This Sunday is my very first ever Mother’s Day since Alaska has been earth side. I know a lot of people roll their eyes at another commercial-money-making-celebration, but screw that negativity because I’m so FRIGGEN EXCITED! I’m excited to be celebrating my new role in this world, becoming a Mama has been my greatest achievement and has totally filled my heart with an abundance of love I didn’t know was possible. I’m so proud to still be here, alive, semi dressed and rocking this new motherhood gig with my head almost firmly screwed on!!!
BUT I’m not going to lie, there’s been “mama-moments” that make me laugh even when I feel like bawling my eyes out! Here’s a list that we women go through that totally make us ” MUM-AS-FUCK”.
Competing in motherhood like you’re in the god-damn-olympics. No wonder we’re all bloody tired, we all do it, don’t lie! You feel guilty ALLL THE TIMEEE cos your baby is bottle fed, breast fed, under weight, over weight, crawling too early, not crawling enough, co sleeping, sleeping in their own bed, over dressed, under dressed, eating packet foods, eating home made. God help us if someone sees us doing “the wrong thing” We can’t bloody win #insertEYEROLL!
Baby wipes are your best friend. You use them for ERRYYYTHANG! Wiping the car dash, wiping the couch down, wiping dirty kids faces. I may or may not have used them on my own bum too!
A random kid starts crying so your boobs freak the eff out and start leaking like mad. It’s usually when you’ve forgotten the breast pads and you’re standing in the supermarket or at the petrol pump- of course it’s when your leaking boobs are on show for the world to see.
Having post baby sex for the first time is scary assss fuckkkk! A not so mini human exited your vagina, of course it’s gonna make you squirm thinking about it! You start thinking when the time is near, maybe if you keep your eyes closed long enough at bedtime, he might not even see me & we can put it off for another night or five. At the end of the day it’s totally fine and you’re super glad it’s over and done with but that lead up in your head is crazyyyy painful ahaha Alaska will only have one sibling at this rate!!!!

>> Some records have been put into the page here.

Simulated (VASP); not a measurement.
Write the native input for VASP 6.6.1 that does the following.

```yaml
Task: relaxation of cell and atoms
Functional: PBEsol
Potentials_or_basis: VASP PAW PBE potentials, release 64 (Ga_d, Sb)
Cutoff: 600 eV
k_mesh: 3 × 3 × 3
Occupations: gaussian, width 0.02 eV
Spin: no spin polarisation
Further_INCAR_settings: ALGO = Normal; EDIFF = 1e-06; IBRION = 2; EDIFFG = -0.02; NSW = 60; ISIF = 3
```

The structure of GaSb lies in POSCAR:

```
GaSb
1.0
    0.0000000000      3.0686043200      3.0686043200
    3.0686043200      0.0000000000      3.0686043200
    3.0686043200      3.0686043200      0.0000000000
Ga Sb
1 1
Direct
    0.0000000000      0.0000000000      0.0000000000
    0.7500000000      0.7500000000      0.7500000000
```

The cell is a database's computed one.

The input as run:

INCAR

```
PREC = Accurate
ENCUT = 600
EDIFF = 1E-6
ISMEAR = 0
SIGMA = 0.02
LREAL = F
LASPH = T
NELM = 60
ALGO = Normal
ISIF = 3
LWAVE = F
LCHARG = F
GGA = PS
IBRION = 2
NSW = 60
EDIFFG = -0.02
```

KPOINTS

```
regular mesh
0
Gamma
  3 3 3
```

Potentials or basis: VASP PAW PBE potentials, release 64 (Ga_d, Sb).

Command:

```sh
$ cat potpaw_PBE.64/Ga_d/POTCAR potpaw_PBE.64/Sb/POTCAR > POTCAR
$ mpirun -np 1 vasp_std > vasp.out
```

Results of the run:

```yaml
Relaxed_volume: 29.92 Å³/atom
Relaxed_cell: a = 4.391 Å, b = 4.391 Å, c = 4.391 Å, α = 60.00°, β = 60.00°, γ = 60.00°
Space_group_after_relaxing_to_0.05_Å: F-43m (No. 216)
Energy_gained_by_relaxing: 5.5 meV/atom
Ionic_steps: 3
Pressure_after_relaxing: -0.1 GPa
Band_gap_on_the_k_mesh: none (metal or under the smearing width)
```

You spend money on your kids like there’s no end to that money tree, yet when it comes to buying for YOU, you pretty much have a heart attack when you look at price tags. ABANDON CART, ABANDON CART!!! You most likely have a million products in carts waiting to purchase online, but let’s be real, you’re never going to buy!
You eat your dinner like a pig in a trough in record time because you know your kid will want to be held right then and there!
You can wipe away drool and boogers with your hand without being grossed out. Once a upon a time that shit would have made you dry reach!
Making the bed was a luxury thing of the past! When you do get around to making it, with fresh sheets as well, you send a photo to your hubby asking for gratitude, a trophy or a bloody medal for your amazing efforts!
You whinge and whine mainly in your head on the daily about the littlest things, even though you know what ever it is, is really not that bad. And at the end of the day you finally fall into bed and think how lucky AS FUCK you are to be a Mama at all and wouldn’t change it for the world!
Happy Mother’s Day to all you Mamas, Mamas to be and to our future mamas who we are sending baby dust to in bucket loads!!!